Introducing OT Blog's Artist of the Week series! Each week, a different artist, writer, performer, or other emerging voice in our region will be profiled and interviewed. (E-mail us at Open Thread if you're interested in being profiled! Unfortunately, there are only so many weeks in the year, but we'll do our best to feature you!)
First up: sculptor, illustrator, writer, chef, and all-around policy maven Laura Miller!
About Laura Miller
If you'd like to know what a real Renaissance woman looks like, look no further than Laura Miller, 22, of Squirrel Hill. Fresh off a BFA in Art and Ethics, History, and Public Policy (Yes, that is in fact what her diploma says.) from Carnegie Mellon University, where she graduated with honors, Laura decided to stay put. (Read her interview, and you'll understand why.)
Straight from the Artist's Mouth!
OT Blog: What is your relationship to Pittsburgh and the surrounding region? You left and then came back, correct?
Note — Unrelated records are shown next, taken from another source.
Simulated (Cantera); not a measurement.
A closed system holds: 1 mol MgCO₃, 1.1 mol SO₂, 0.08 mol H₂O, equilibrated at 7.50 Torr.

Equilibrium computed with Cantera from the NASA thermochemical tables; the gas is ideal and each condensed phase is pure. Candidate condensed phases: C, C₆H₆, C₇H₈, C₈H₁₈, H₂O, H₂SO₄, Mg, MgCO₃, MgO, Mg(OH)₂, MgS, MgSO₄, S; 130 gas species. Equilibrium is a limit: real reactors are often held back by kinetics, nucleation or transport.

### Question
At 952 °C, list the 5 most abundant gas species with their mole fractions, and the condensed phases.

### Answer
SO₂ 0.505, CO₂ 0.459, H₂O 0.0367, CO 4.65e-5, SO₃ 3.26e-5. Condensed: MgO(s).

Laura Miller: Yes. I feel like Pittsburgh is very much a part of who I am and how I came to be an artist, historian, and policy person. I think something happened when I was young that influenced this. When I was little living in Pittsburgh I spent a lot of time with my grandparents, my mother's parents. I learned from them to appreciate and reflect upon the environment around me, and I came to crave learning about the past in order to figure out what to do in the future. Also when I was very small I just loved Pittsburgh, but not in just a civic pride sort of way, or a competitive way, but where I felt like my emotions and perceptions of the world were formed by the geography of Pittsburgh. So when I left - even though we moved when I was eight - Pittsburgh was the only place that ever felt like home to me. I lived in Nashville for ten years, but I knew I would never stay. I simply counted down the days until I could leave, and then I left. Pittsburgh is my spine.
OT: What sort of environment has this been for your work?
LM: Well, Pittsburgh is my home base. I feel like I can do great art and be creative outside of Pittsburgh, but the work that I do pretty much always relates to how I see the world, and that developed in Pittsburgh. So while I guess it would be interesting to take my work out of the Pittsburgh environment, so much of my work up to this point has been about interacting with the people around me. Over the past five years those people have been in Pittsburgh.
OT: Your strongest interests outside of art - history and food - seem to maintain a pretty strong presence in your artwork. What other interests have manifested themselves in your work? Is it a conscious decision?
LM: Let's see. I have a strong interest in death, dealing with it, and fear of it. It has been a big thing for me in the past, not as much now as before. Yes, I was aware of the death. It was kind of inevitable given how I was thinking about the world at the time. But to answer the question I wouldn't say that history and food are my interests outside of art, I think those are two of my interests in art, as you (sort of) said. Public Policy is another interest I have in art. As I am living it, the policy work I do is my art piece, when I talk to people and socialize in a deliberate way, that is my art piece as well. There is a beauty in interacting with people, and I want that to be a part of my art.
OT: What can OT Blog readers expect to hear from you in the coming months?
LM: I've been working on RV Eatin. I plan to continue that into December. In 2009, I would like to get more involved in the policy arena, and I've already started working for the Jason Altmire campaign. I would like to continue making art in Pittsburgh - but we'll see where policy takes me!